Maria Teresa Naranjo Ochoa (1931, Tuxpan, Jalisco2007, Madrid) was a Mexican virtuoso pianist and teacher.
After initial studies in Guadalajara (with Manuel de Jesús Aréchiga and Áurea Corona), and in Mexico City’s Conservatorio Nacional de Música (with Joaquín Amparán Cortés, Carlos Vazquez, and Guillermo Salvador), she moved to Paris in 1963, where she became a foremost student of legendary French-Brazilian pianist Magda Tagliaferro and of her assistant, French-Canadian pianist Christiane Sénart (1916 - 2010).
In 1977, she moved permanently to Madrid, where she lived for the next 30 years, until her death in 2007, and where she performed, taught privately and became a faculty member of the Madrid Royal Conservatory, and later of the Conservatorio Profesional de Música Amaniel (founded in 1987). As a pedagogue, she is widely known for having been one of the main teachers of Spanish virtuoso pianist Josu de Solaun Soto.

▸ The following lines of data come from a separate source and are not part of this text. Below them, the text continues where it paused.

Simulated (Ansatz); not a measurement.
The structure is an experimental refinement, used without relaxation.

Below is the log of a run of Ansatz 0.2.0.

During her performing career, she played as concerto soloist with all of the main Mexican orchestras, under the batons of Iosif Conta, Leslie Hodge, Alejandro Kahan, Abel Eisenberg, Helmut Goldmann, Eduardo Mata, José Guadalupe Flores, Kenneth Klein, Hugo Jan Huss, Salvador Contreras, Francisco Orozco, José Rodríguez Frausto, Manuel de Elías, Luis Ximénez Caballero, and Arturo Javier González, among many others, playing concerti by Mozart, Beethoven, Mendelssohn, Brahms, Franck, Rachmaninov, Gershwin, Halffter, Albéniz, and Ponce. In Guadalajara, she was a frequent guest at the historic Teatro Degollado as well as a frequent concerto soloist with the Orquesta Filarmónica de Jalisco, which named her principal soloist, a position created for her, in order to be the main pianist engaged to play as concerto soloist with the orchestra.
In 1959 she won an important national competition held by the Conservatorio Nacional de Música, playing both Felix Mendelssohn’s and Manuel M. Ponce’s concerti at the Palacio de Bellas Artes in Mexico City. In 1960, she also won the National Chopin Competition, held by Canal Once (Mexico) (TV Channel 11) in collaboration with the Polish Embassy (2nd prize winner was the now famous conductor Enrique Bátiz), a prize that launched her international career. As a recitalist and chamber musician, she toured the United States, Europe, and the former USSR, participating actively with the OPIC (Organismo de Promoción Internacional de Cultura) and frequently representing Mexico at the International Rostrum of Composers in Paris, showcasing many contemporary Mexican works for piano, in particular those by Carlos Chávez, Alfredo Carrasco, Hermilio Hernández and José Pablo Moncayo.
Her interpretations of the French, Spanish (especially Albéniz, De Falla, and Mompou), Brazilian (Villa-Lobos), and Mexican repertoire (Chávez, Ponce, Villanueva, Carrasco, Moncayo), were highly praised by the press.
The famous Spanish composer Rodolfo Halffter considered her “the finest Mexican pianist of her generation”.